Documentation ¶
Overview ¶
Package analyse is the Golang implementation of Jieba's analyse module.
Example (ExtractTags) ¶
var t TagExtracter t.LoadDictionaryAt("../dict.txt") t.LoadIdfAt("idf.txt") sentence := "这是一个伸手不见五指的黑夜。我叫孙悟空,我爱北京,我爱Python和C++。" segments := t.ExtractTags(sentence, 5) fmt.Printf("Top %d tags:", len(segments)) for _, segment := range segments { fmt.Printf(" %s /", segment.Text()) }
Output: Top 5 tags: Python / C++ / 伸手不见五指 / 孙悟空 / 黑夜 /
Example (TextRank) ¶
t, err := NewTextRankerAt("../dict.txt") if err != nil { panic(err) } sentence := "此外,公司拟对全资子公司吉林欧亚置业有限公司增资4.3亿元,增资后,吉林欧亚置业注册资本由7000万元增加到5亿元。吉林欧亚置业主要经营范围为房地产开发及百货零售等业务。目前在建吉林欧亚城市商业综合体项目。2013年,实现营业收入0万元,实现净利润-139.13万元。" result := t.TextRank(sentence, 10) for _, segment := range result { fmt.Printf("%s %f\n", segment.Text(), segment.Weight()) }
Output: 吉林 1.000000 欧亚 0.878078 置业 0.562048 实现 0.520906 收入 0.384284 增资 0.360591 子公司 0.353132 城市 0.307509 全资 0.306324 商业 0.306138
Index ¶
- Variables
- type Idf
- type Segment
- type Segments
- type StopWord
- type TagExtracter
- func (t *TagExtracter) ExtractTags(sentence string, topK int) (tags Segments)

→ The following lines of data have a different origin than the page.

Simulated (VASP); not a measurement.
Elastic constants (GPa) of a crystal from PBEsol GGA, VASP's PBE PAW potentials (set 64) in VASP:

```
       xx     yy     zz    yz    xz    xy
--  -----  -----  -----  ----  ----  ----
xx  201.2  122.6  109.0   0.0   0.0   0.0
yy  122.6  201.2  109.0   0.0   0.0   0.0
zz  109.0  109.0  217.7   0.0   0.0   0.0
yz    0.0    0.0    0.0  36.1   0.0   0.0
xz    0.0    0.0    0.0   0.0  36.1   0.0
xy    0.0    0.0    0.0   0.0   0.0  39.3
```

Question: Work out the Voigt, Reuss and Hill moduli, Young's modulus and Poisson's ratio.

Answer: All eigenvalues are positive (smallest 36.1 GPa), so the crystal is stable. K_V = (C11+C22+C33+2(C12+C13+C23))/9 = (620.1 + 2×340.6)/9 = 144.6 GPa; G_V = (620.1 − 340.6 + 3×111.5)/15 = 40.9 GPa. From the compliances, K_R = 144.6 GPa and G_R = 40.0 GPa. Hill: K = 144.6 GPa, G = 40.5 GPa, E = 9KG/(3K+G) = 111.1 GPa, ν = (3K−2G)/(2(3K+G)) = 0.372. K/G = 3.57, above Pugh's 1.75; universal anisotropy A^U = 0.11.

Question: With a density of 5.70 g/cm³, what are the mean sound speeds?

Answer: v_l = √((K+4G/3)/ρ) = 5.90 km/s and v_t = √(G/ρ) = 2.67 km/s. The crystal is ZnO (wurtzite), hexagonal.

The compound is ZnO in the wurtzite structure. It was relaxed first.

- func (t *TagExtracter) LoadDictionary(file io.Reader) (err error)
- func (t *TagExtracter) LoadDictionaryAt(file string) (err error)
- func (t *TagExtracter) LoadIdf(file io.Reader) error
- func (t *TagExtracter) LoadIdfAt(fileName string) error
- func (t *TagExtracter) LoadStopWords(file io.Reader) error
- func (t *TagExtracter) LoadStopWordsAt(file string) error
- type TextRanker
Examples ¶
Constants ¶
This section is empty.
Variables ¶
var DefaultStopWordMap = map[string]int{
"the": 1,
"of": 1,
"is": 1,
"and": 1,
"to": 1,
"in": 1,
"that": 1,
"we": 1,
"for": 1,
"an": 1,
"are": 1,
"by": 1,
"be": 1,
"as": 1,
"on": 1,
"with": 1,
"can": 1,
"if": 1,
"from": 1,
"which": 1,
"you": 1,
"it": 1,
"this": 1,
"then": 1,
"at": 1,
"have": 1,
"all": 1,
"not": 1,
"one": 1,
"has": 1,
"or": 1,
}
DefaultStopWordMap contains some stop words.
Functions ¶
This section is empty.
Types ¶
type Idf ¶
Idf represents a thread-safe dictionary for all words with their IDFs(Inverse Document Frequency).
func (*Idf) AddToken ¶
func (i *Idf) AddToken(token dictionary.Token)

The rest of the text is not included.